Insider advice for integrating feedback in Salesforce
Let’s start by addressing a big challenge: Salesforce is an incredibly robust solution, which can be overwhelming if not properly configured and managed. Add to that the proliferation of apps that can be integrated with it and you have a potential tangle of technology that can cause some organizations to try to do too much without enough forethought and planning. These types of implementations usually scare users away, causing adoption, usage, and standardization problems.
Unfortunately, in many companies, Salesforce and its related apps and processes are still fragmented and often approached from an internally driven perspective, rather than a customer relationship-driven one. This ultimately frustrates so many customers and internal users that some Salesforce initiatives may be dismissed as failures.
“Why do so many companies struggle to find value from their CRM system? There’s something that Salesforce.com and the other industry leaders can’t tell you. It’s this: the problem with your CRM system isn’t usually about your CRM system. It’s about you. It’s the way it’s been setup. It’s the way it’s been implemented. It’s the way it’s managed” (Forbes).
To embrace the true value of Salesforce, some organizations need a shift in perspective, but it’s not a logically challenging one. Simply think with the customer’s mind. Then, you’ll see that the correct starting point for setting up proper Salesforce processes is the customer journey: the totality of interactions and transactions that customers experience as they engage with a company.
So, wrap your arms around your customer journey(s) before delving into the technical nuts and bolts of integrating feedback into Salesforce. This holds true for building your feedback program, too. You need to identify key transaction points and what results you’re looking for, in what areas of the business, before building your first survey.

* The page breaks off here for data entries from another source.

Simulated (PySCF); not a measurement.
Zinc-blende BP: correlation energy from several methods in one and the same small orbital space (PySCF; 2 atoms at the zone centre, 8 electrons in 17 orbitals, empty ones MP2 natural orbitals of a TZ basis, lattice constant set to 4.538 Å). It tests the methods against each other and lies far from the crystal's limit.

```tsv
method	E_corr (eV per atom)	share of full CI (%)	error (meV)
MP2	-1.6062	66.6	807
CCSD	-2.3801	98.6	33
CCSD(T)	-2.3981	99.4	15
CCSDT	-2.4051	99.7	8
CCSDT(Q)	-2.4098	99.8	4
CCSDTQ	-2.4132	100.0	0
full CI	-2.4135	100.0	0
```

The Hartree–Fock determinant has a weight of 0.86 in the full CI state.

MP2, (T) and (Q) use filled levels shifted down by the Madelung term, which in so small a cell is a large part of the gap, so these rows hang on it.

Built correctly, your feedback program integrated with Salesforce and its numerous add-on apps can become the engine of growth by supporting the delivery of customer experiences that inspire loyalty, advocacy, and repeat purchases. As you get further into planning how you leverage feedback and Salesforce to improve customer experience, here are five best practice suggestions to streamline the process and the results.
- Automate deployment. For example, lead discovery forms or closed case surveys can be issued using Salesforce workflow or Clicktools Scheduled Deployment to remove the costs and time of this administrative task. This not only significantly reduces costs, but also ensures rapid, even instantaneous follow up.
- Build business rules that enforce opt-outs and limit how many surveys are sent. Across departments, you’ll want to control the number of surveys an individual can receive in a set period of time. For example, if your marketing department is sending one this week, make sure your customer support department isn’t doing the same. Prioritize what goes when.
- Ensure that surveys and forms represent your brand accurately. Collecting information is part of the customer experience and it should enhance, not detract from the brand. Be sure to establish standards for question structures, brand look and feel, and style of language that are applied across the company.
- Provide different channels for customers to give feedback, including social media. Where the information requested is triggered by a specific event, it should use the channel chosen by the customer. For example, a survey may trigger a follow-up with a customer reporting a low satisfaction score or a lead form may initiate a sales process. Build the follow-up alerts and reporting in Salesforce, providing one place for employees to manage the whole customer journey.
- Make it easy for employees to see customer information. When the individuals within your company know that a customer needs attention, whether in the form of sales, support, or service, they should have the context and data at their fingertips to provide high quality interactions. For example, results of a closed case survey should be visible in the case, contact, and account records of the customer. Of course, this should be overridden if anonymity has been requested.